Ireland’s attorney general identifies significant legal and practical issues with extending a planned ban on trade with Israeli settlements to cover services, complicating the bill’s progress.
DUBLIN: Ireland’s attorney general has raised significant legal and practical concerns over extending a planned trade ban with Israeli settlements to cover services.
Junior minister Neale Richmond told parliament the detailed advice identifies issues with a single EU member state regulating trade in services with a territory outside the bloc.
“The advice, which is detailed and extensive, identifies a number of significant legal and practical issues with the regulation by a member state of trade in services with a country or territory outside the EU,” Richmond said.

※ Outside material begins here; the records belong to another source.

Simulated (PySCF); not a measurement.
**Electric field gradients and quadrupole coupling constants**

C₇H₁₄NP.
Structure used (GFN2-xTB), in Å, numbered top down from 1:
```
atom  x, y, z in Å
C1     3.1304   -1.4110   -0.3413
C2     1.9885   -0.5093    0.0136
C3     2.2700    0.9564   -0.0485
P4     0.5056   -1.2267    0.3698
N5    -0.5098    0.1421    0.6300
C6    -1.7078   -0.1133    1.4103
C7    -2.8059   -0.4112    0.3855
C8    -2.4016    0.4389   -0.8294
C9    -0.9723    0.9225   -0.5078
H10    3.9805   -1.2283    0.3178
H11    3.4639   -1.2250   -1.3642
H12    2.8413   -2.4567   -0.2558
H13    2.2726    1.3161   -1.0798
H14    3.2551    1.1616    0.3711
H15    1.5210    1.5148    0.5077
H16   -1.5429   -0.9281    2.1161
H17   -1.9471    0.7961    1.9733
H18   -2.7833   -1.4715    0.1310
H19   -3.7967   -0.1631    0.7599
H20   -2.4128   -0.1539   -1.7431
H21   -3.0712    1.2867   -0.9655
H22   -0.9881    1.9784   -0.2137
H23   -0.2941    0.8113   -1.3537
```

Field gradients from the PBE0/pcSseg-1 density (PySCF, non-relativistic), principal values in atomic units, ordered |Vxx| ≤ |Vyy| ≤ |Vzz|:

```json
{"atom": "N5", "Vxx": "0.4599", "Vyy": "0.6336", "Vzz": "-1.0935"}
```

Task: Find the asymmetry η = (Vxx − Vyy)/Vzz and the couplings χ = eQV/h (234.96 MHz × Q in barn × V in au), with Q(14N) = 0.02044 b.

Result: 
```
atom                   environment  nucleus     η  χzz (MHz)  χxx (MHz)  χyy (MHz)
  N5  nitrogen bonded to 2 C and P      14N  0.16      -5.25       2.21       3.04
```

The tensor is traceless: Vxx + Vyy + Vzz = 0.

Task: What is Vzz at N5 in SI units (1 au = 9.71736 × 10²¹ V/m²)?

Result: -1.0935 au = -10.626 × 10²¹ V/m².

He added that officials have sought further legal clarification to ensure any legislation is robust and can withstand challenge.
The long-awaited legal opinion has been a primary cause of delays for the proposed law, which Dublin first committed to in October 2024.
The bill aims to curb economic activity with settlements in the Israeli-occupied West Bank, facing domestic pressure to include services while Israel and the United States want it scrapped.
Limiting the ban to goods would affect only a handful of products, like fruit, worth about 200,000 euros annually.
Extending it to services could implicate multinational technology and other firms based in Ireland that do business in Israel.
Richmond reiterated that including services would be “considerably more complex” than a goods-only ban.
Ireland has been one of the EU’s most vocal critics of Israel’s assault on Gaza.
Other EU states, including Slovenia, Spain, the Netherlands and Belgium, have also moved to ban trade with Israeli-occupied Palestinian territories.